It was my personal observation that while the munitions dated 1939–1940 were reliable, those with dates from 1943 and later were typically weak or noneffective. This difference I ascribe either to intentional sabotage by the “Jews and concentration camp inmates” or to the simple substitution of inert materials for active ones by munitions plant managers, presumably due to the conflict between production quotas and availability of nitrates.

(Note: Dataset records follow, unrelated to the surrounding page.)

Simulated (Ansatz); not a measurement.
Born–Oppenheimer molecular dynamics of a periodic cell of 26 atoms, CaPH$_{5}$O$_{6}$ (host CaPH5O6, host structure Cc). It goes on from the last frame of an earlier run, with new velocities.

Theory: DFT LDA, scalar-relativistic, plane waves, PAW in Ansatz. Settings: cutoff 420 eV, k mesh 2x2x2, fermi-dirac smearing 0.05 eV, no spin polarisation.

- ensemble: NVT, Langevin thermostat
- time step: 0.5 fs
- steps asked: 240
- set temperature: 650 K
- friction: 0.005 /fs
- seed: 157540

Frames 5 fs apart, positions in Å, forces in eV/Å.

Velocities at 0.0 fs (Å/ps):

Speer was apparently not above “production for production’s sake” with a blind eye to quality control.

John Diebold

Chief Scientist for Marine Operations

Lamont-Doherty Earth Observatory

Palisades, New York

Richard J. Evans replies:

I’m grateful to Mr. Diebold for his interesting letter. There were certainly growing materials shortages in the second half of the war, and forced laborers in munitions factories were starving, weak, and constantly maltreated; the quality of their work cannot have been very high. No one can be sure how widespread sabotage by munitions workers was, but there is plenty of anecdotal evidence, including a story I can contribute myself. A German bomb fell through the roof of my wife’s grandmother’s house in the East End of London in 1943 and lodged, unexploded, in her bedroom wardrobe. When the bomb disposal unit opened it up, they found a note inside. “Don’t worry, English,” it said, “we’re with you. Polish workers.”